He’ll have a chance for redemption when the 49ers face the Chiefs at 6:30 p.m. Sunday in Super Bowl 58 at Allegiant Stadium.
“I remember I always seen my dad as a coordinator and stuff after those three Super Bowls when he was in Denver,” Shanahan said. “I was younger and (saw) how hard it was on him. So, I think any time you get that close and you lose it in the last one, that’s definitely the hardest.”
Just making it through the season and playoffs only to have football disaster strike is unnerving.

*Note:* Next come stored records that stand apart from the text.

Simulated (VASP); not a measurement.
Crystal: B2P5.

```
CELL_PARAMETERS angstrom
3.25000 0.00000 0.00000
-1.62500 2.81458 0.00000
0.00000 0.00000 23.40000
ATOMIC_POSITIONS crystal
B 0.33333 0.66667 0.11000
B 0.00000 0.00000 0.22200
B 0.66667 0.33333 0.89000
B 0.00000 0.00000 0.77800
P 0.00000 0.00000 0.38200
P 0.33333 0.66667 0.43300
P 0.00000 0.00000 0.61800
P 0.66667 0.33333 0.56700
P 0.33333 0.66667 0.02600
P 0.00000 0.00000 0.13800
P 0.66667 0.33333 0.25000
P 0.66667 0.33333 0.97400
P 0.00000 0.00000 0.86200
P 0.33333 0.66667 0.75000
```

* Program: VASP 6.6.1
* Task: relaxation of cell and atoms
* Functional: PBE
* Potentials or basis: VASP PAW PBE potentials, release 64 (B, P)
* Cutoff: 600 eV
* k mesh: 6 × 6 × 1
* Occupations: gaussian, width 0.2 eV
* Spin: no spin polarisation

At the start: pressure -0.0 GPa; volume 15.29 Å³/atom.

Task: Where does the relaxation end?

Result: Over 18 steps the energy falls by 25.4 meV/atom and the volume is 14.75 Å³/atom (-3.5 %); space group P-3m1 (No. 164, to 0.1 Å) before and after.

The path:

“But it’s — you also — all football games are hard to lose each week,” Shanahan said. “You put so much into them. And that’s why the more you coach — the more you realize, like, when you win, you’re just kind of relieved. So, you can get right to the next Monday and get ready.”
But in the playoffs and making it to the Super Bowl is different.
“Everything’s trying to get to that last weekend,” Shanahan said. “We did get to this last weekend. ... Friday will be our last practice, and Sunday will be our last game. You’re always hoping you’re the team that wins that last game. And that’s our goal.”
Shanahan doesn’t stack the Super Bowl pain into categories. It’s all the same distressing conclusion, even though the Falcons’ collapse Feb. 5, 2017 in NRG Stadium in Houston was monumental.
“It’s just right there with the other Super Bowl (with the 49ers),” Shanahan said. “I’ve been able to coach in two Super Bowls, and (we didn’t win) either one of them. Both of them were heartbreaking.”
Falcons owner Arthur Blank would not pick a Super Bowl winner because he fond of both of the organizations.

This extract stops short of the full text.